I think "piddle" used to mean a stream or a spring of water. It became a euphemism for urination, and after a time the concept of it being a euphemism was lost.

Doctor Foster who went to Gloucester originally stepped in a piddle right up to his middle. But after the change in meaning, it had to become a puddle.
 
I live in Carharrack, pronounced by locals pretty much as Crhrrck. :LOL:
I heard Vanessa Feltz one morning refer to Tintagel as Tint a jel .................. twice in the same programme.
There was an Irish road sign that apparently had been stolen some years ago 300+ times before it occurred to the local council to have them cast and sell them.
 
I'm wondering if you have people with the annoying habit of greeting you as though you aren't there and they are talking to someone else about you? "How's Peter today?" "What's Peter doing?" Where has Peter been?" I first remember it starting on TV with a character in a 70s US sitcom show. Bugged me then and drives me up the wall now.

Pete
 
I have great little anecdote from when I lived in Texas for almost 30 years. In my first job, which was in a factory, way back in 1979, I asked the supervisor, who was a short squat woman,
"Can I borrow a rubber?"
I just really wish I had a video showing the desperate look of shock on her face.
To clarify my request, I said, "You know, to rub out a mistake i made using my pencil."
The look of relief on her face was epic.
She thought that i wanted to borrow a condom ! ...........and since I used the word borrow, I expect she thought I was going to bring it back : )
 
I have great little anecdote from when I lived in Texas for almost 30 years. In my first job, which was in a factory, way back in 1979, I asked the supervisor, who was a short squat woman,
"Can I borrow a rubber?"
I just really wish I had a video showing the desperate look of shock on her face.
To clarify my request, I said, "You know, to rub out a mistake i made using my pencil."
The look of relief on her face was epic.
She thought that i wanted to borrow a condom ! ...........and since I used the word borrow, I expect she thought I was going to bring it back : )
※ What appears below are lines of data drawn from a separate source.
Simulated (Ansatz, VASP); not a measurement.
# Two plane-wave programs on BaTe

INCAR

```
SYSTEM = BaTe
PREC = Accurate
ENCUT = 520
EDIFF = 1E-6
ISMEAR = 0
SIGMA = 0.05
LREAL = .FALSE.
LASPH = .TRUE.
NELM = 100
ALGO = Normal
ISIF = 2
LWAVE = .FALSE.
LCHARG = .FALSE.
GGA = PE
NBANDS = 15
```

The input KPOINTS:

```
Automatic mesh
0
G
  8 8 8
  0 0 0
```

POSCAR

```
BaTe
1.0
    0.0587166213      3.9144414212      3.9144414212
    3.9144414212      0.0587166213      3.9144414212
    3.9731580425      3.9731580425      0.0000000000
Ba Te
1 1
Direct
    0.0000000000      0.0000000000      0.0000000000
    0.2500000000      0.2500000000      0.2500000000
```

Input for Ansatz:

Rubbers here when I was a kid (other than the obvious definition) were rubber booties that you would wear over nice shoes so that you didn't have to have two pairs of shoes - one for crappy weather, and one otherwise. My generation fell out of interest with them, but I had a relative who used them to the end, and references to putting away "dirty rubbers" were fairly common, as were comments like "don't leave without your rubbers" :)
 
I think "piddle" used to mean a stream or a spring of water. It became a euphemism for urination, and after a time the concept of it being a euphemism was lost.

Doctor Foster who went to Gloucester originally stepped in a piddle right up to his middle. But after the change in meaning, it had to become a puddle.

I'm sure there's regional uses for it, but my mother (and a lot of PA germans) would've used it for less urination than normal - like when you have a dog that meets someone new and they leave a few drops, or when someone misses the toilet with some but not all ("piddled over the edge"). I'm guessing it's unused now. My kids get a great charge out of grandma saying that she will soon "tinkle".

Piddling is also a term used when it's raining really lightly. Like between nothing at all and a steady rain.

"is it raining?"

"not really, it's just piddling".

If this is more than just regional in the US, I'd be surprised. "It's just pissing rain" is also used more widely". The wee references are interesting because one of the rural things I've heard is "like a cow peeing on a flat rock" when it's raining hard. Most people in the US haven't seen a cow pee, though, and suburban politeness really doesn't allow for any references of the sort to begin with. The language here is almost magical sometimes - with explanations that someone is headed to the john that involve no mention of a bathroom nor the reason for getting up. I can never remember them.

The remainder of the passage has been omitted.